To keep a history of all BatchPredictions (scheduled jobs), we need metadata. Let's say I have a table of Metadata and a table of Prediction. How can I merge these two tables and get the related prediction_id from the metadata?
Is one metadata for each batch predictions? Do each batch prediction has a unique id. For instance, batch prediction 1 will have batch_id 1, batch prediction 2 has batch_id 2. I'm assuming that the metadata has also a field called batch_id referring the the same batch_id in each batch. If so, you can just perform an inner join with key batch_id.
Where do you have the batches? Have you appended them to each other? if so, than you will just need an inner join, else, you need to append them and then perform an inner join.
If your batches and metadata reside in AI Catalog, you can use Workspace to set up a pipeline with SPARK SQL.
I hope this answers your question.
Thanks, Dalila for your reply.
Yes, each batch prediction has a batchPredictions_id, but there is no batchPredictions_id in the prediction_output.
As you can see we have metadata with BatchPrediction_id and also in separate table predictios_output(Binary Classification Models), but no unique id as BatchPrediction_id in predictions output. The blue field is coming from the input dataset the rest is created automatically by Datarobot.
My question is how to join Predictions output with the related metadata?
I see in the Predictions_MetaData you have output_dataStoreId . One possible solution is to add this field to the Binary classification models with the blue columns (output_dataStoreId)
If the The blue field is coming from the input dataset the rest is created automatically by Datarobot then add that dataset id to your prediction output
Yes, that's a good idea, but output_dataStoreId is created at the same time as predictions, so we need datarobot to add this unique key for both (predictions and metadata) in order to establish connections between them.
What is the output_dataStoreId for that specific prediction if we want to add it after both of these data have been generated?
A batch prediction has an ID field that is prediction_id and unique, so if this field exists in the predictions csv, then metadata and predictions can be joined.
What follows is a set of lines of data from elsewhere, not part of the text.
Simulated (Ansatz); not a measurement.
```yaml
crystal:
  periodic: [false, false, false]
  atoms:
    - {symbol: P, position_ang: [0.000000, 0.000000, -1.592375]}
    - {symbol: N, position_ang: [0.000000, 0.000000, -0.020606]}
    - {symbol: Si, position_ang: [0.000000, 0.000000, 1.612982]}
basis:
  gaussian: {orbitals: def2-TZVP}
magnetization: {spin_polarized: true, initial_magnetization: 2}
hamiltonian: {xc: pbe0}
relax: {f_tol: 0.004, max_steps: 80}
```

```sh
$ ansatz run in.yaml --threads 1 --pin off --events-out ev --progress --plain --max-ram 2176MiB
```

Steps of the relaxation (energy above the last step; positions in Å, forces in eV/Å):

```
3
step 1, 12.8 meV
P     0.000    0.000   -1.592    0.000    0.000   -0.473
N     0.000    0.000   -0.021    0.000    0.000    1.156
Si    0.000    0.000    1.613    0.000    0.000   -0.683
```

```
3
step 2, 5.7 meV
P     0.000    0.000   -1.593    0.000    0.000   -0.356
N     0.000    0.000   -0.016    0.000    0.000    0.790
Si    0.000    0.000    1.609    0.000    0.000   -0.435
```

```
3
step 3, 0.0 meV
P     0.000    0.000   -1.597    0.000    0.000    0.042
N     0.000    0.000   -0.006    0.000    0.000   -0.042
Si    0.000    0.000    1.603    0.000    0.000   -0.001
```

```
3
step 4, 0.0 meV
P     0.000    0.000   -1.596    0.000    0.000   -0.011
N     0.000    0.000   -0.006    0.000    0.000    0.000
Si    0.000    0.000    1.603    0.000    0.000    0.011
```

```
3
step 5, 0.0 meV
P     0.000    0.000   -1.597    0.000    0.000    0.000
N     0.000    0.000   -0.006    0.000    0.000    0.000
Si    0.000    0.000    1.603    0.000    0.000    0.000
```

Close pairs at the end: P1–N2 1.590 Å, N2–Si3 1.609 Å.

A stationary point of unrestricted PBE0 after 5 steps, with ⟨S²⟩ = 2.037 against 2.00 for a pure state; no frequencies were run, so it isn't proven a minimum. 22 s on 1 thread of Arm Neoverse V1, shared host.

From the sheet, I see that the Input_dataStoreId but not the Output_dataStoreId. Can you please screenshot again your sheet with output_dataStoreId included? Thanks
I checked with the MLOps team. Here is their answer: You seem like you want to include the batch prediction job ID itself in the output. That is not something that is supported
It means having BatchPrediction_id in the prediction result is impossible by the UI, my question is, if we use Zepl and create BatchPredictions by the python code, is it possible to add BatchPrediction_id in the prediction output?